Iran’s Supreme Leader Ali Khamenei has said that all Azerbaijani territories under Armenian occupation must be “liberated and returned to Azerbaijan”, as heavy clashes between the two South Caucasus countries over the Nagorno-Karabakh region continue.

“This war is a bitter incident and it threatens the security of the region. Of course, all Azerbaijani territories occupied by Armenia should be freed. All these lands should be given back to Azerbaijan. One of the main conditions is that these lands should be returned to Azerbaijan. The Republic of Azerbaijan is entitled to be in control of these lands, and therefore, all of them should be freed,” Khamenei said in a live TV broadcast speech on November 3, according to the official website of the supreme leader.

He urged respect for international borders, saying that “the integrity of international borders should be protected”.

Meanwhile, Iranian President Hassan Rouhani also expressed his support for the territorial integrity of Azerbaijan.

"It is right of Azerbaijan to restore its territorial integrity," Rouhani said in a meeting of the Cabinet of Iran.

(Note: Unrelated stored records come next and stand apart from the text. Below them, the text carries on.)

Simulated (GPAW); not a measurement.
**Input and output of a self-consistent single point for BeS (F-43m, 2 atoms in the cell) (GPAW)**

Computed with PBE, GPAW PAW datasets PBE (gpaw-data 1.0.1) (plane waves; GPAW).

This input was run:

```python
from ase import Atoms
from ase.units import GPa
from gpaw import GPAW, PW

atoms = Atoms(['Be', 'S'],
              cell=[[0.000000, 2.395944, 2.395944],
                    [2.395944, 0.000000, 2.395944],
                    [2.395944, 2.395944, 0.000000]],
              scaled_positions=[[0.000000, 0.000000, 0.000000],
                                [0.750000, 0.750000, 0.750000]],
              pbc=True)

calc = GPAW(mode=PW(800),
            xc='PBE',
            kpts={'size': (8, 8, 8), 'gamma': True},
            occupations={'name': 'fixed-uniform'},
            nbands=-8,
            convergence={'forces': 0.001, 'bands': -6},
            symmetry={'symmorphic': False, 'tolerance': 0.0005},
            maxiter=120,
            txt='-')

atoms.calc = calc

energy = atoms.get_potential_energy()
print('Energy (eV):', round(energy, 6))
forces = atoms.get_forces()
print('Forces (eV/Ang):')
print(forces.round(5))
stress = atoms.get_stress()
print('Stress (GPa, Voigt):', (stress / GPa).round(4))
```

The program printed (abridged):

A new round of clashes erupted between the Armenian and Azerbaijani forces on September 27 when Armenia's troops deployed in the occupied Azerbaijani lands began shelling heavily the military positions and civilian settlements of Azerbaijan. The attack prompted immediate counter-attack measures by the Azerbaijani army to push back the enemy's offensive. Military operations are being conducted in the territory of Azerbaijan, marking the most intense fighting between Armenian and Azerbaijani forces since a ceasefire that was reached in 1994.

Armenia and Azerbaijan have been locked into a decades-old conflict over the Nagorno-Karabakh region, which is an internationally recognized territory of Azerbaijan but occupied by Armenia. Following the Soviet Union’s dissolution in 1991, Armenia launched a military campaign against Azerbaijan that lasted until a ceasefire deal was reached in 1994. Armenia occupied 20 percent of Azerbaijan’s internationally recognized territories including the Nagorno-Karabakh region and seven surrounding districts. Over 30,000 ethnic Azerbaijanis were killed and one million were expelled from those lands in a brutal ethnic cleansing policy conducted by Armenia.

On October 22, Azerbaijan’s President Ilham Aliyev announced the liberation of dozens of villages from the Armenian occupation, including areas in Azerbaijan’s Zangilan and Jabrayil districts located on the border with Iran along the Araz River, and congratulated the people of Azerbaijan and Iran on this occasion.

The Iranian foreign minister has recently announced details of Tehran’s initiative to help settle the Nagorno-Karabakh crisis, and called on Azerbaijani, Armenian, Russian and Turkish officials to express their views on the proposed plan.

“Among the key points of our country’s initiative is that it does not concern a ceasefire only; rather, the plan is aimed at settling the conflict within a framework which becomes effective when both sides undertake to remain committed to a series of principles and remain in effect as more measures are adopted, including the withdrawal of occupying forces from all occupied areas,” Iran’s Tasnim news agency cited Mohammad Javad Zarif as saying on November 1.

He also expressed his regret saying that “unfortunately, over the past thirty years, negotiations were a non-starter and tensions have always existed, tensions which led to our civilians and people on our borders to be threatened by both [warring] sides”.

Seyyed Abbas Araqchi, the Iranian president’s special envoy who recently visited Baku, Yerevan, Moscow, and Ankara to offer Iran’s initiative to help settle the crisis, said that Tehran still hopes the Nagorno-Karabakh crisis will be settled despite the fact that negotiations to resolve the conflict have broken down so far.

“This initiative is based on a regional approach and contains principles including respect for territorial integrity and sovereignty, the unchangeability of borders, the necessity of ending the occupation, the need for respecting the rights of minorities, the return of refugees and the pullout of foreign elements from the region,” he noted.